Friday, June 03, 2005

Reasons To Be Cheerful #10

(If you're wondering what this is all about, click here.)

The Anchor Inn

When I first moved to Birmingham last September, there was one imperative that motivated me more than any other: to find a decent pub within easy reach of our city centre flat.

Despite having spent increasing amounts of time over here over the course of the previous three years, I still hadn't found a good, honest, unpretentious boozer. The city centre itself often bizarrely resembles a ghost town of an evening because of the lack of drinking establishments. Those that there are are all crowded together on Broad Street, a fuckbunch of awful neon-lit hellholes where weekend revellers go to sweat on and rub flesh with one another, all at great cost.

(Is it a sign of age to want to find somewhere that you're not pressed up against someone's armpit clutching a £3 bottle of Stella? Perhaps, but I don't give a shit.)

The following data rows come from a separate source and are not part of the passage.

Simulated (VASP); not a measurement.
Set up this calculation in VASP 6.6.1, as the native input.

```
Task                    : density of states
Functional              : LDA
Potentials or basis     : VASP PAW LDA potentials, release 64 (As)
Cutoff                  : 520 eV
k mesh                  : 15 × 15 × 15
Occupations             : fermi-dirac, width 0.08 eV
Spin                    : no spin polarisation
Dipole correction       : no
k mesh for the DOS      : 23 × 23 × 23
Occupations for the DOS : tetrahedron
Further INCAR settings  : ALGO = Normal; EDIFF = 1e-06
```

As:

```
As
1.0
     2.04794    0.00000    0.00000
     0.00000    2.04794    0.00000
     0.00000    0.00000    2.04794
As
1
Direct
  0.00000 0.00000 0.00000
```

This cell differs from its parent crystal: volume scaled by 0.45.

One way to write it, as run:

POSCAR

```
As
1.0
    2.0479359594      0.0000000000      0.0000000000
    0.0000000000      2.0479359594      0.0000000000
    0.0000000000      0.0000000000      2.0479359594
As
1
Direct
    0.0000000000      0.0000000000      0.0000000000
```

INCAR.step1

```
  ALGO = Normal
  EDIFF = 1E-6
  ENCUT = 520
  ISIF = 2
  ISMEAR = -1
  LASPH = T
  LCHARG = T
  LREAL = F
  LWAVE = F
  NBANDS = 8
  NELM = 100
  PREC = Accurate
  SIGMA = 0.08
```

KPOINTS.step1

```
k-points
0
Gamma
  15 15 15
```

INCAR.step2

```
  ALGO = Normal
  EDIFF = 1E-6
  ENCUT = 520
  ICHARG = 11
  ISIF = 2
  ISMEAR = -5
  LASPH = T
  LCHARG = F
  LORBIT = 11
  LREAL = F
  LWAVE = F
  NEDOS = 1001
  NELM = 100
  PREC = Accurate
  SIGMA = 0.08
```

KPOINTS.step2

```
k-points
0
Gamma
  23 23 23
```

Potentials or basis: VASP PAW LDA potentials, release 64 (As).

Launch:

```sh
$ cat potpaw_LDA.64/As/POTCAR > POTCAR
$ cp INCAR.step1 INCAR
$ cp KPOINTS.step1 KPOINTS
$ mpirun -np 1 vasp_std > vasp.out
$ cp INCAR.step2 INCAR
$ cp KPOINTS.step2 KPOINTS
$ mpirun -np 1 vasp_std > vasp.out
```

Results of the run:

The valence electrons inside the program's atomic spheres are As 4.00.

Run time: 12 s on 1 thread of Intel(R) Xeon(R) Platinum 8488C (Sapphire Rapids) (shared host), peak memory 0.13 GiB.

So thank goodness for The Anchor Inn in Digbeth, Birmingham's Irish quarter - not the place to go if you're out to impress your companions with glitz, glamour and style, but a must if you're at all a fan of the humble public house.

The Anchor is a three-time winner of Birmingham CAMRA's Pub Of The Year award (following their most recent success the owners handed it on to The Bartons Arms, #2 in the Reasons To Be Cheerful series), and so unsurprisingly offers a plentiful array of real ales at all times, in addition to holding regular beer festivals showcasing the best produce of small local breweries as well as the odd beer imported from afar. Don't expect common-or-garden Chardonnay or Merlot if you ask for wine, either - it's flavoured fruit wines or nowt.

Best of all, though, and my particular favourite is the hand-pumped Thatchers Cheddar Valley Cider - 6%, flat and the same nuclear orange colour as Tango. If you're lucky you might find a bit of apple floating in your pint. A few of those and speech becomes a challenge.

The first few times we went to The Anchor, something always happened.

The very first time, on my birthday, we went for a last orders pint and ended up getting regaled with tall tales by a nutter from Stockton.

The second time was on a pub crawl with fellow Birmingham bloggers Kenny, Phill, Andy and Donna, when we discovered the delights of Craic and Kenny had the pleasure of being serenaded by a rather camp gentleman singing 'Fly Me To The Moon'.

The third time a friend and I accidentally hustled a couple of locals on the pool table despite being four or five sheets to the wind on the aforementioned cider.

There was also the time when a night on the cider resulted in a friend's girlfriend vomiting orangely all over his car in the vicinity of Walsall the next day.

I could quite happily take up residence at the bar there - a pub I can now almost call home.

And of course they sell pork scratchings.